What You Need To Know about Serviced Accommodation and Planning Law
In the fifth of our series on serviced accommodation, Rob and Paul look at UK planning law. In their discussion, they cover everything from finance to planning guidelines to licensing and examine where the serviced model fits in when compared with other types of buy-to-let or rental investment.
Serviced Accommodation and Planning Law
Rob: Hi, it's Rob from Property Investments UK, and in today's video, we're going to be looking at serviced accommodation and planning law, and effectively, the things you need to consider and know as to make sure that your property or serviced accommodation is doing the right things.
So because serviced accommodation is quite a new industry, I guess, in the respect of a straightforward residential property being used for other things than just a 6 month, 12-month tenancy. It's important to consider, I guess when serviced accommodation when we're looking at, when you guys specifically as well, finding sites that you think work from a lettings viewpoint. Planning, finance, licensing, in terms of the actual building and stuff are all things to consider, isn't it?
So from a planning perspective, people might not be aware of what an existing residential property might be, I guess, in planning definition compared to what a hotel or something else might be. So where does serviced fit, so I guess, within that planning kind of aspect?
Paul: As it stands now - without going into too much detail - basically it all comes down to the lease and the developer that supplies the lease, as well.
Now, obviously, if a developer has got a vested interest in the management of the building they built-
Paul: They're not willing to put a serviced model on it, so effectively you can't do anything with it because you're going to be tied into that particular management company.
If you're using it as a buy to let... So, when we source, basically we can only - well apart from the obvious of location, specification. We can only market it when the developer has agreed that we can run this model on it.
And also when the developer has got no vested interest in marketing it for themselves.
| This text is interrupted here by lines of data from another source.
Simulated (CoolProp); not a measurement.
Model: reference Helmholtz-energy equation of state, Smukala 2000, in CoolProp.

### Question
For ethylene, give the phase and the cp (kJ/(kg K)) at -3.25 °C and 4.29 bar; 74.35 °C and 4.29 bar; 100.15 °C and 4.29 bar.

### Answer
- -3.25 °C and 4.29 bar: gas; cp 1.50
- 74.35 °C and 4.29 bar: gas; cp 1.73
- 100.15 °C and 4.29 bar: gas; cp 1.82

Rob: Yeah, so in this particular building, it's a straightforward apartment building in Manchester, for example. When this was being built, the freeholder, the management company would have had a leased structure within that particular property. And you make sure that those properties allow for this type of tenant.
Paul: Yes. Yeah, absolutely.
Rob: And then separately to that, there is a planning guideline as to what each individual apartment or the building would be.
So residential, for example, will be classed as C3. So a straightforward apartment, rent out to a normal tenant profile, C3. Hotels, bed and breakfasts they're going to be a different classification, you will find them as C1. There is currently no classification, is there, for serviced?
Paul: For serviced, no.
Rob: That kind of fits within the middle and only a few years ago they changed classification specifically for HMOs-
Rob: - As well, to give them their own classification. So, there may be a case in the future where serviced creates its own classification from a planning aspect. But as we kind of talk now, as we look at apartments and developments now, effectively it's a straightforward residential apartment, isn't it?
Rob: So it fits within that classification.
Paul: I think we do think there is going to be a timeframe on it though, not only in terms of a change of classification but also because of how the market is going with property prices and the rental market now booming.
We are seeing, and quite rightly I guess, is that developers now want a piece of the rental action as well.
They're very keen to set up a sister company by the side of it so, you know, they develop and then they manage.
So I think it will become limited down the line, you know, they might be old specific apartments that you own that you could do.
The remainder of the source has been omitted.